United Airlines just issuing this statement about the new executive order coming from President Donald Trump banning the entry of Muslims from seven countries. This is from United Airlines saying, quote, "We are aware of the directive and are working with the federal government to comply," end quote.

I want to bring in Ryan Nobles to explain exactly what the executive orders mean overall, the intention.

Ryan, what do we know about these orders signed just last night?

RYAN NOBLES, CNN WASHINGTON CORRESPONDENT: Yes, well, Fredricka, as you've demonstrated this is having a direct and immediate impact around the world. Essentially what it does is it limits access to the United States to some 130 million people from seven different countries. Now these are countries that the Trump administration has designated as prone to terrorism. And they are all Muslim-majority countries.

So what is happening as you've shown already today is that means that people that are trying to get on planes to travel here to the United States from these countries are not being allowed on planes. They are being turned back and in some cases people that were on planes flying here to the United States but landing after the executive orders was signed, are now being sent back to their home countries. And that's what led to that lawsuit that you talked about at the beginning of your program.

Now this isn't just folks that are trying to travel here in the United States. There's also been a holt to the United States refugee program, and this means that no refugees are going to be able to come here to the United States for at least the next 90 days or so and there is an indefinite ban on Syrian refugees from coming here to the United States. And this is leading certainly to some political fallout. People, Democrats in particular, are criticizing the Trump administration for this move. But it's important to point, Fredricka, this is Donald Trump making

good on a campaign promise. He talked about this issue repeatedly on the campaign trail. At one point actually calling for a ban on all Muslims entering the United States. So this is Donald Trump and the Trump administration in particular making good on that campaign promise -- Fredricka.

WHITFIELD: And then, Ryan, what more do we know about the reaction particularly coming from Capitol Hill? Apparently some senators can't hold back.

NOBLES: Yes. And Fredricka, this really isn't a surprise. You know, Democrats were very critical of these proposals that Donald Trump had during the campaign and now they are not holding back at all in reacting to this executive order. They're outright calling it a Muslim ban even though the Trump administration hasn't described it as such.

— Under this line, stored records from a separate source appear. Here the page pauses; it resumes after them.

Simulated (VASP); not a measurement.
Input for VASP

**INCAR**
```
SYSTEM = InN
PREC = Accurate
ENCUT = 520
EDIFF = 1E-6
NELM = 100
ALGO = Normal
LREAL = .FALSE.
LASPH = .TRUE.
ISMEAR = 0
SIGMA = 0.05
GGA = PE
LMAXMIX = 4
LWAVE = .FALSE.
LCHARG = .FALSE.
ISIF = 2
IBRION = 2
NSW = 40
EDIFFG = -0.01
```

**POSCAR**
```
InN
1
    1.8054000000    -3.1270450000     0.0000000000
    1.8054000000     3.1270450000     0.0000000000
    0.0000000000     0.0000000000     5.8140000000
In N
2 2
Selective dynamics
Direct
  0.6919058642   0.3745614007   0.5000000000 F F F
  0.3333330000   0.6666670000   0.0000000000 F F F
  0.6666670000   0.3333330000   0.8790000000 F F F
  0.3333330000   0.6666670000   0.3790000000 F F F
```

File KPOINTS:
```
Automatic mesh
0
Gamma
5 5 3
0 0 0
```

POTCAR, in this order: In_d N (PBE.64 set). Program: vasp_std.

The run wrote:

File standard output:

Take a look at what Senator Chris Murphy who is a Democrat from Connecticut tweeted earlier today. And I do want to caution, this is a disturbing image he showed, that picture of a Syrian boy who was killed and left on the coast there near Syria. And he said, "To my colleagues, don't ever lecture me again on American moral leadership if you choose to be silent today."

And Senator Dianne Feinstein from California, she also showed that same image and she said, "There is no legitimate national security reason to ban refugees. The vast majority of whom are women and children who have experienced absolute horror."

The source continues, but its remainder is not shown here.